Aspects of the offshore construction are set out above, in the detailed description including the figures, and in the claims.

BRIEF DESCRIPTION OF THE FIGURES

A more detailed description follows below with reference to the drawing, in which: figs. 1A-1 C are top-views showing stages of deploying a first offshore construction; fig. 2 is a cross-sectional view showing stages of lowering a reservoir water level and excavating seabed material including depositing excavated seabed material; fig. 3 is a cross-sectional view of a combined energy island and a reservoir for storage of hydro-power energy; fig. 4A-C are top-views showing stages of deploying a second offshore construction; fig. 5 is a cross-sectional view showing stages of lowering a reservoir water level and excavating seabed material including depositing excavated seabed material to build up an island; fig. 6 is a cross-sectional view of a combined energy island and a reservoir for storage of hydro-power energy; fig. 7 is a top-view of a single-row wall section; fig. 8 is a top-view of a double-row wall section; fig. 9 shows a diagram for controlling water levels during excavation; fig. 10 is a top-view showing a third offshore construction; and fig. 11 is a top-view showing a fourth offshore construction.

DETAILED DESCRIPTION

Figs. 1A-1 C are top-views showing stages of deploying a first offshore construction. In fig. 1A a containment 142 is established by erecting a first outer wall 141. The containment 142 is protected from the surrounding sea 140. The first outer wall 141 is established by lowering a collection of wall construction elements onto or into the seabed. In some examples, the collection of wall construction elements includes substantially circular or oval steel piles interconnected by arched steel sheets. In other examples the collection of wall construction elements includes caissons. The caissons arrive as floating caissons and are sunk in position to resemble the outer wall. In some aspects the caissons are stacked. The caissons or steel piles are filled with seabed material excavated from inside the containment 142. The outer wall may include a gate or water lock for ships or other vessels to pass and get into or out from the containment 142. In some examples, one or more cranes are positioned to lift equipment, such as vessels and construction elements into the containment.

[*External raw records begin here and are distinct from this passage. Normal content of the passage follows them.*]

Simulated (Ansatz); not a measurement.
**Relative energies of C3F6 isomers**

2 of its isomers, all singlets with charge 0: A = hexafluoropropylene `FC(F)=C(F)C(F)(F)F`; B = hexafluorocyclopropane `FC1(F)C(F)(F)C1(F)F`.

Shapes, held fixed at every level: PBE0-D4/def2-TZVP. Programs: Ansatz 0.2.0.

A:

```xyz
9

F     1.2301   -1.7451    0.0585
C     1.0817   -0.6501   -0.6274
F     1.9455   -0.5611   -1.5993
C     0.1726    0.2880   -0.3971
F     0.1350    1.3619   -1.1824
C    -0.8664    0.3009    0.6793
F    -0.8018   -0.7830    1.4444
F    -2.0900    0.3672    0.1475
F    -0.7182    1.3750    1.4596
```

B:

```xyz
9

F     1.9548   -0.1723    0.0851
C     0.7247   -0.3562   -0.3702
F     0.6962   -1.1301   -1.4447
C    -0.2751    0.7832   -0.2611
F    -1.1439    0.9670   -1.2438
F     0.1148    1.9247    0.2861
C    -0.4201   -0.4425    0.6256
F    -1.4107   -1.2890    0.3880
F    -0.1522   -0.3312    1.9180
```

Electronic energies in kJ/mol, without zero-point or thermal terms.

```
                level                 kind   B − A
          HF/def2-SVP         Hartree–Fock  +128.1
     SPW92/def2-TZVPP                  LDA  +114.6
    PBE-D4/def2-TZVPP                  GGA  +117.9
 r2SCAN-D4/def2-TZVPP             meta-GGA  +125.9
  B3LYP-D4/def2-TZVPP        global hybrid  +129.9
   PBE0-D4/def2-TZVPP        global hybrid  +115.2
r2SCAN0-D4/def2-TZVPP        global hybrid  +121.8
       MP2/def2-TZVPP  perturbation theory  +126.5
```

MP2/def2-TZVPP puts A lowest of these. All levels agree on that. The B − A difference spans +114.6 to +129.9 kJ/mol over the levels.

The containment includes a designated reservoir portion 101 and a designated island portion 102. At the designated reservoir portion 101 , seabed material is excavated using a first vessel V1 , including a dredger and a suction hose 123. Seabed material is conveyed to and deposited at the designated island portion 102. A second vessel V2 includes an outlet hose 124 for depositing the seabed material.

It can be seen on the right hand side, at a position 117, in the open sea surrounding the containment 142, that the water level 111 (indicated by a dashed line) has a first water level, e.g. 25 meters and, at the same position 117, that the seabed level is at a first seabed level 115 (indicated by unbroken line). Correspondingly, at position 116, inside the containment 142, the water level was at the first water level 111 and is then lowered some meters 112 to a second water level 113. Thus, the water depth at position 116 is thereby at a depth 114 e.g. 5-15 meters. The water level in the containment 142 is lowered from the first water level 111 to the second water level 113, e.g. by pumping sea water out of the containment until a predetermined range of depths (e.g. 5-18 meters, e.g. about 8-12 metres) in the reservoir portion 101 is reached. Thus, the depth is below the first vessel.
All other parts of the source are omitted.